One great challenge in life today is to find truth. We live in an era that some call “post-truth.” Others talk about “my truth” and “your truth.” It seems we have taken the concept of truth and attempted to reform it according to our own understanding and preferences.
Perhaps we can find our way if we look at the definition of truth. One says, “Conformity to knowledge, fact or logic.” Another defines truth as “Reality.” Yet even these definitions might not help today. We no longer agree on many facts. We violate the rules of logic to arrive at conclusions we desire.
Some think that these are all good developments. The belief goes something like this. “A lot of bad stuff happened in the past. Some of it occurred because people lived by the wrong truths – like ‘one race is superior to all others.’ Therefore, we must get rid of those wrong truths and replace them with the new truths we’ve discovered for the good of everyone.”
This sounds inviting. It assumes that truth is something that humanity shapes and molds as it goes through history. But what if that assumption is wrong? What if truth and reality are outside of us? If that’s the case, then we must look at the past and present differently. We must evaluate whether our ancestors lived according to truth or lies. We might find that in some cases they lived according to truth and reality. They planted their crops in the Spring because they learned that if you planted in the Fall, your crops would freeze before they reached maturity. But some also lived according lies or unreality - as if the color of one’s skin determined class and standing in society. Most people today would agree with the truth that we are all equally part of humanity.
So our ancestors lived according to truth and reality in some areas. They lived according to lies and unreality in other areas. Might this also describe us?
Yet the response might be, “Why can’t we all just live according to our own truth and leave each other alone. What’s true for you is true for you. What’s true for me is true for me. Let’s leave it at that and tolerate each other.”
Well, consider these claims. The holocaust happened. The Nazis build concentration camps and gas chambers to exterminate Jews and other opponents to their ideology. Most people would say the evidence and historical record reveals the truth of these claims. We call those who reject this evidence “holocaust deniers” or “truth deniers.”

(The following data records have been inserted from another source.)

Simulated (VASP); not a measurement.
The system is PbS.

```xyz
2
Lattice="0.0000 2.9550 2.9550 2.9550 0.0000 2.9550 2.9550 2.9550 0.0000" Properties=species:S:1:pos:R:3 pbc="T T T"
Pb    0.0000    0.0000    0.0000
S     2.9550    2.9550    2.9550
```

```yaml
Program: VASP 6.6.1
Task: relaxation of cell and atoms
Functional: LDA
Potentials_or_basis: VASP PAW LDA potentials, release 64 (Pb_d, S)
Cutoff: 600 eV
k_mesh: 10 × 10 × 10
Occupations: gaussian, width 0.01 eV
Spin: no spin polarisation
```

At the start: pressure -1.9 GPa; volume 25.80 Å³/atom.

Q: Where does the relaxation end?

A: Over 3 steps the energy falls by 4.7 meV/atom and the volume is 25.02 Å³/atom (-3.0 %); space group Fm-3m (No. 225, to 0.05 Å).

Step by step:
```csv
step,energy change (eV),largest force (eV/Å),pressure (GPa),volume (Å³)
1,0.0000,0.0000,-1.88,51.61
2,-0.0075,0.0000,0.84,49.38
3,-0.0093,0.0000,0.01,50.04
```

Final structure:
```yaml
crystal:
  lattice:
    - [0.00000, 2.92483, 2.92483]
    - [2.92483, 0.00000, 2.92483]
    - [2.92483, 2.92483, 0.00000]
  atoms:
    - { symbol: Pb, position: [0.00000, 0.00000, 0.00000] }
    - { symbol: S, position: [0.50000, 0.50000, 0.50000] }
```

But here’s the bigger question. How would you classify the Nazi’s acts morally? How about “evil?” But if you met a devoted Nazi in Auschwitz in 1943, they would not say they did evil. They were doing “good” to make room for the master race. Does “what’s true for you is true for you and what’s true for me is true for me” work in this context? The only way we can resolve this is to acknowledge that there IS such a thing as good and evil; truth and lies; Reality and unreality. These are outside of us not something within us to be discovered. If that’s the case, the next question is where do we discover truth that conforms to reality?
I would suggest we check out one person who can answer that question for all of us. His name is Jesus Christ – the Way, the Truth and the Life.
"Jesus said to him, “I am the Way, and the Truth, and the Life.
No one comes to the Father except through Me.""
~ John 14:6 ~
I was talking to my nephew this summer and was greatly saddened to witness how the philosophy of "this is my truth" is very prevalent in the younger generation. He said he was a Christian because he believes in God but he doesn't believe that Jesus was God. His reasoning went like this: If Jesus was God how could he ask God to "take the cup from him" he should have been fully aware of God's vision if he was fully God". So Jesus is merely a prophet.
My response was "Jesus is the way the truth and the life. No one knows the Father except through me". It's a scary world if Truth is subjective.